There are other rules, but they are girls’ rule.  We know them and no one else has to know anything about them.  It’s all just girl stuff anyway, right?

When Life Imitates a Journey

TRAVEL HERE/TRAVEL THERE:  FRANCES IS MISSING AGAIN

No matter how much some things change, others stay the same.  One of my best college friends was Frances.  She disappeared for the first time during our Freshman year.  She’d gone with her roommate to East Texas State University for homecoming.  The roommate was in love and hadn’t worried overmuch when Frances made herself scarce, but when it was time to head back to Nacogdoches, concern set in.   We didn’t have cellphones in those days, so life was a little more exciting.  When the pair did finally return, many hours later than anticipated, we scolded Frances, thinking her disappearance an aberration, but over the years her disappearances were legion.

Diappearing in the Bahamas

Frances’ most dramatic disappearance occurred in the Bahamas.  The first couple of  days Debbie, Frances and I stuck together like glue – visiting a casino, shopping in Nassau and hanging out on the beach.  Then one morning Frances announced she’d spend her day on a sailing excursion with one of the dealers from the casino.  As Frances gave us a telephone number, penned on a piece of notebook paper, we reminded her to be back in time for dinner.  A gala celebration with our very first lobsters was planned.  She assured us she’d be back as she boarded the shuttle to the other side of the island.  Stuck at the hotel while Frances sailed with her new love connection, Debbie and I felt a little smug when Frances failed to show up in time for the long-anticipated meal.  Hours later, when there was still no Frances, we felt a little less smug, but we went to bed certain Frances would come in giggling some time before the night was over.

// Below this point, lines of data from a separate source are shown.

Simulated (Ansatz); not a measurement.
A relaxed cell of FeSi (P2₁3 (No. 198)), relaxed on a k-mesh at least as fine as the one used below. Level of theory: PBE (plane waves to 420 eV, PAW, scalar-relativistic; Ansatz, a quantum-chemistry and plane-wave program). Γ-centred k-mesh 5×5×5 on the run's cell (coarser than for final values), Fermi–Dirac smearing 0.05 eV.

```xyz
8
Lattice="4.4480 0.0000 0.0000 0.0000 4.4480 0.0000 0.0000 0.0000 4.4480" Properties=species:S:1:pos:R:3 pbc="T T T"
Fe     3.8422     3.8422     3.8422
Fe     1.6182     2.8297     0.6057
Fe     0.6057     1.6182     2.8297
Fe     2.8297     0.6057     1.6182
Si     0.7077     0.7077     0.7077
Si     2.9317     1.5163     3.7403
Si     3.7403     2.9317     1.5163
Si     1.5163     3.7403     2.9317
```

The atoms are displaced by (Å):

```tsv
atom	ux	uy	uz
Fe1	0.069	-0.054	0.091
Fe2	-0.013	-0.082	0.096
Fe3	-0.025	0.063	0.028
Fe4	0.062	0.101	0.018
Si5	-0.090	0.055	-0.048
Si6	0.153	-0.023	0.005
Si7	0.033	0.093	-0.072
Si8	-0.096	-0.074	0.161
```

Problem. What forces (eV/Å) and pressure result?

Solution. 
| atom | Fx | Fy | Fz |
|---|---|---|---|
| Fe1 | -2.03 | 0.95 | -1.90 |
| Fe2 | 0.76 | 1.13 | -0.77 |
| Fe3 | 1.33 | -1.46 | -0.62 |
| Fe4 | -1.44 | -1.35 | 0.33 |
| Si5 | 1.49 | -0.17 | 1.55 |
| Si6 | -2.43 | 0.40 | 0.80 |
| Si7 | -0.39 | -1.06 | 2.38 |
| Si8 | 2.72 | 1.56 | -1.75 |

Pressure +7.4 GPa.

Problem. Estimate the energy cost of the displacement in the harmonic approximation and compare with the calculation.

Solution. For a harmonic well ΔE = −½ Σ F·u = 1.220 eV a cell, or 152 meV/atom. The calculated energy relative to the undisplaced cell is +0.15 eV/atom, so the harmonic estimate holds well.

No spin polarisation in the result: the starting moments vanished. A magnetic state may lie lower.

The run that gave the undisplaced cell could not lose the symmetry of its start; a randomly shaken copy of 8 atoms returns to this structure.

Not only was this in the days before cell phones, it was long before Natalee Holloway disappeared in Aruba, so when Frances didn’t come back we were concerned about her, but we were also a little jealous.  Over breakfast we discussed what should be done with our fellow travelers and arrived at the general consensus that Frances was somewhere having a marvelous time.  So we tried to have a marvelous time, too.  Debbie and I borrowed bicycles from the resort to explore our end of the island.  In the late afternoon, when Frances had been gone for well over twenty-four hours, we tried to call the number she’d left behind for us.  That’s when panic set in.  The people at the other end of the phone had never heard of Frances and didn’t recognize the name of her casino dealer either.  We called the casino, who did know of him, but they hadn’t seen him since Frances disappeared.  They did agree to convey a message.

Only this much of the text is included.